No better than what I am
Someone alert Steven Riddle (whose weblog you really should be reading if you're at all serious about Catholic spirituality): I have added two new chapters to my translation of The Spiritual Combat.
It's been months since I updated my translation perhaps even years. I remember that one of my possible resolutions for Lent last year (or maybe it was two years ago) was to translate one chapter a day. That didn't work out. Neither did translating one chapter a week.
It was easy to motivate myself to today's translation. I gave up on going in sequence because I really wanted to translate chapter 26. That's one of my favorite chapters in the text, due to the suggested prayer on occasions of sin: Lord, I have acted no better than what I am, nor could anyone have expected more from me. ...Now act according to who you are: forgive me, never allow me to remain far from you, nor to offend you again. Ladies and gentleman, this is a spiritual classic from the days of the Counter-Reformation, although you'd never guess based on what some people say about us (including some Catholics who should know better).
I didn't translate those sentences that way. That's what they feel like to me, but it's not exactly what they say. I agonized over the translation, and in the end I stuck with a more literal translation than what I feel. This rather contradicts my stated goal in the preface to translate it into the English that I might use to convey the ideas. The trouble is that at times I fear the English that I might use conflicts with the other goal: to ensure that the ideas [remain] entirely Scupoli's.
Sissignore, il traduttore è traditore. (Yessir, the translator is a traitor.)
Anyway, I read those two sentences early on in my Catholicism, at a time when I was beset by the very disquiet Lorenzo Scupoli described. Translating chapter 26 has therefore been a long-term goal of mine; the fact that I hadn't done it yet is one reason it took me so long to update the translation.
Chapter 27 was so short that it seemed a crime not to translate it tonight.
There you have it. Now that I've translated chapter 26, however, I may never translate another word of it again :-) Just kidding.

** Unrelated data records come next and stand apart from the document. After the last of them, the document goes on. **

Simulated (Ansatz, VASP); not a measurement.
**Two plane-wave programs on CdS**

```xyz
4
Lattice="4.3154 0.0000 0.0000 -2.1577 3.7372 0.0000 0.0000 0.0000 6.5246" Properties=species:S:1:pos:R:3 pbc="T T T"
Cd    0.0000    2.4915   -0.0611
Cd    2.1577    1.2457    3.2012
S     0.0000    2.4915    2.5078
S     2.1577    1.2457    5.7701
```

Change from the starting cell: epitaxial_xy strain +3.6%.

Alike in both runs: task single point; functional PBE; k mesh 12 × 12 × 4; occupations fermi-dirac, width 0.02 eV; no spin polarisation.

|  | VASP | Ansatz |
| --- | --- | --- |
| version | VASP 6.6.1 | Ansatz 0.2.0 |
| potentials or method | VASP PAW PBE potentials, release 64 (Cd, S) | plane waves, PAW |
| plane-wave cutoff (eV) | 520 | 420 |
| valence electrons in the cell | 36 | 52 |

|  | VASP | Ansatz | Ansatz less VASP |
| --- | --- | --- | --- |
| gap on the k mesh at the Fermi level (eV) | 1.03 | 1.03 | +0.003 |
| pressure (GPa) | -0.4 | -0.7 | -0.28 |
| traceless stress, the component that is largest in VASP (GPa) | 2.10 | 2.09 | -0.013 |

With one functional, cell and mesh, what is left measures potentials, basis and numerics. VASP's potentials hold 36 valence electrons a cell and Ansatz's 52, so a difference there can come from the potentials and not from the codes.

As for my thesis: I finished the first revision last night. It's a 213-page monstrosity, and it's only going to get longer, I fear although I hope that subsequent revisions make parts of it feel less haphazard. I also hope those subsequent revisions won't require too much work, but that may be asking too much! :-)
PS: Please don't alert Steven; I can email him myself :-) If not for an encouraging email of his during an earlier pause in the translation, I may never have gotten past the first few chapters.